Environmental Data Initiative receives NSF grant
The National Science Foundation has awarded a second grant to the Environmental Data Initiative to continue gathering and storing ecological data. A collaboration between researchers at the University of New Mexico, the University of Wisconsin, and the University of California – Santa Barbara, EDI aims to store environmental data in a way that is Findable, Accessible, Interoperable, and Reusable (FAIR). A portion of the grant will be used to purchase equipment and services from the UNM Center for Advanced Research Computing using the cost model for premium research computing resources.
In 2009, UNM Research Assistant Professor Mark Servilla and his colleagues began work on a data repository software called Provenance Aware Synthesis Tracking Architecture, or PASTA. The software was created as a means to cultivate a persistent archive of ecological data for future reference. In 2016, Servilla’s team joined researchers at UW and UCSB to create the EDI. While Servilla’s group specializes in data storage, a team headed by Corinna Gries of UW assumed the task of ecologist outreach – finding qualified ecologists who can contribute valuable research data. In its first year, EDI was awarded a $3.1 million grant ($1.5 million of which was allocated to UNM) from the NSF.

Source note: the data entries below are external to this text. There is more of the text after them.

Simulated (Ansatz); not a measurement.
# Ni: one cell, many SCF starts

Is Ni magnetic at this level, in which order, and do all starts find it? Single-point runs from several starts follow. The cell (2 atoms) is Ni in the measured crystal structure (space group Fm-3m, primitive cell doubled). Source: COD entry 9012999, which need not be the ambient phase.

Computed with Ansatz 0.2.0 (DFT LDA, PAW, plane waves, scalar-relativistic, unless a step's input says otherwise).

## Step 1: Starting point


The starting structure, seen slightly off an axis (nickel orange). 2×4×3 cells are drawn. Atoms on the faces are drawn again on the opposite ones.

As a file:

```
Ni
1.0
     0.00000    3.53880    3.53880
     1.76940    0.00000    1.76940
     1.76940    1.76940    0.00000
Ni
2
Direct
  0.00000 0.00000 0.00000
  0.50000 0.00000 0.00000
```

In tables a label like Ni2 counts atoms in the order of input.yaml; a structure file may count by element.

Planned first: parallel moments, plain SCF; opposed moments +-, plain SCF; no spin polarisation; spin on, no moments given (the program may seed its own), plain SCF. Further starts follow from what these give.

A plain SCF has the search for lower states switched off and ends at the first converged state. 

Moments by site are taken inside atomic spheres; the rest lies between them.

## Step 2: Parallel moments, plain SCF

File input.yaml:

In its beginning stages, the EDI data repository was primarily used to store data contributed by researchers affiliated with the Long Term Ecological Research (LTER) network, but data storage has since been made available to all qualified ecologists. Today, the EDI data repository houses over 70,000 data packages on a wide range of environmental research topics. While ecologists must be vetted before contributing to the collection, the vast majority of EDI’s data is publicly accessible via the EDI website.
This year, the Environmental Data Initiative has received a second grant of $3 million ($1.4 million of which has been allocated to UNM) from the NSF to fund the continued upkeep of the data repository system. The system is in a maintenance phase but, as Dr. Servilla explains, “it’s never done.” The continuation of this project will require new hardware and regular software updates.
As of July 2020, EDI’s production and staging environment virtual servers are hosted entirely by CARC; its production data are housed on storage devices hosted by both CARC and University Libraries. Using hardware hosted by CARC allows EDI to maintain reliability and substantially increases the database’s storage capacity.
As for the future of the EDI data repository, Servilla would like to make the system more accessible, automated, and modernized. EDI programmers are already well on their way to automating the process of converting new ecological data into the proper format for storage, and the team hopes to rely more heavily upon a cloud-based infrastructure in the future. The work of the Environmental Data Initiative will undoubtedly prove itself vital to future generations of ecologists who will be enabled to use today’s data for tomorrow’s discoveries.